Replace all uses of deprecated function sklearn.datasets.load_boston (#7373)

* Replace all uses of deprecated function sklearn.datasets.load_boston * More renaming * Fix bad name * Update assertion * Fix n boosted rounds. * Avoid over regularization. * Rebase. * Avoid over regularization. * Whac-a-mole Co-authored-by: fis <jm.yuan@outlook.com>
2022-01-30 04:27:57 -08:00
parent b4340abf56
commit c621775f34
13 changed files with 56 additions and 66 deletions
--- a/tests/python/test_callback.py
+++ b/tests/python/test_callback.py
@@ -384,7 +384,7 @@ class TestCallbacks:
                    os.path.join(tmpdir, 'model_' + str(i) + '.pkl'))

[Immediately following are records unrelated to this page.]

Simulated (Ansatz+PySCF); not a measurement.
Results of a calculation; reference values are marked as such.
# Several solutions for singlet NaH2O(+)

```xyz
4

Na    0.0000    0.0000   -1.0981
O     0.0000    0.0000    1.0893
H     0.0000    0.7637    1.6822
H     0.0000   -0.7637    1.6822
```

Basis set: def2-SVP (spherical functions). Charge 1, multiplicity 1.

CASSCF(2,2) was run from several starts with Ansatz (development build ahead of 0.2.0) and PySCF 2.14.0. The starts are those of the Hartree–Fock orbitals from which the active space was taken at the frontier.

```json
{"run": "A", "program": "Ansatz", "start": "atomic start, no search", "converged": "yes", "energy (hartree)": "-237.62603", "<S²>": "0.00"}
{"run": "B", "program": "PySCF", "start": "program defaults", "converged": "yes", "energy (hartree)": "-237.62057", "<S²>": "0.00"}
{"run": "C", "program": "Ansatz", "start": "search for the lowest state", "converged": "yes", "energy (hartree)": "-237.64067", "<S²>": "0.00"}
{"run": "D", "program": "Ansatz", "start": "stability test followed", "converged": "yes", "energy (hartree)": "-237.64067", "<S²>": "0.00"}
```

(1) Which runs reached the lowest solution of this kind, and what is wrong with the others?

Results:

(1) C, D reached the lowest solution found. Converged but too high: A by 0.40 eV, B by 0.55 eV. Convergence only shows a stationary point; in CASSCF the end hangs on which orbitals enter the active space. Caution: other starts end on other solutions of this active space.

    def test_callback_list(self):
-        X, y = tm.get_boston()
+        X, y = tm.get_california_housing()
        m = xgb.DMatrix(X, y)
        callbacks = [xgb.callback.EarlyStopping(rounds=10)]
        for i in range(4):
--- a/tests/python/test_demos.py
+++ b/tests/python/test_demos.py
@@ -45,8 +45,8 @@ def test_sklearn_demo():
    script = os.path.join(PYTHON_DEMO_DIR, 'sklearn_examples.py')
    cmd = ['python', script]
    subprocess.check_call(cmd)
-    assert os.path.exists('best_boston.pkl')
-    os.remove('best_boston.pkl')
+    assert os.path.exists('best_calif.pkl')
+    os.remove('best_calif.pkl')


@pytest.mark.skipif(**tm.no_sklearn())
--- a/tests/python/test_linear.py
+++ b/tests/python/test_linear.py
@@ -39,8 +39,8 @@ class TestLinear:
    # We test a weaker condition that the loss has not increased between the first and last
    # iteration
    @given(parameter_strategy, strategies.integers(10, 50),
-           tm.dataset_strategy, coord_strategy, strategies.floats(1e-5, 2.0),
-           strategies.floats(1e-5, 2.0))
+           tm.dataset_strategy, coord_strategy, strategies.floats(1e-5, 1.0),
+           strategies.floats(1e-5, 1.0))
    @settings(deadline=None)
    def test_coordinate_regularised(self, param, num_rounds, dataset, coord_param, alpha, lambd):
        param['updater'] = 'coord_descent'
@@ -69,8 +69,8 @@ class TestLinear:
        assert tm.non_increasing(sampled_result)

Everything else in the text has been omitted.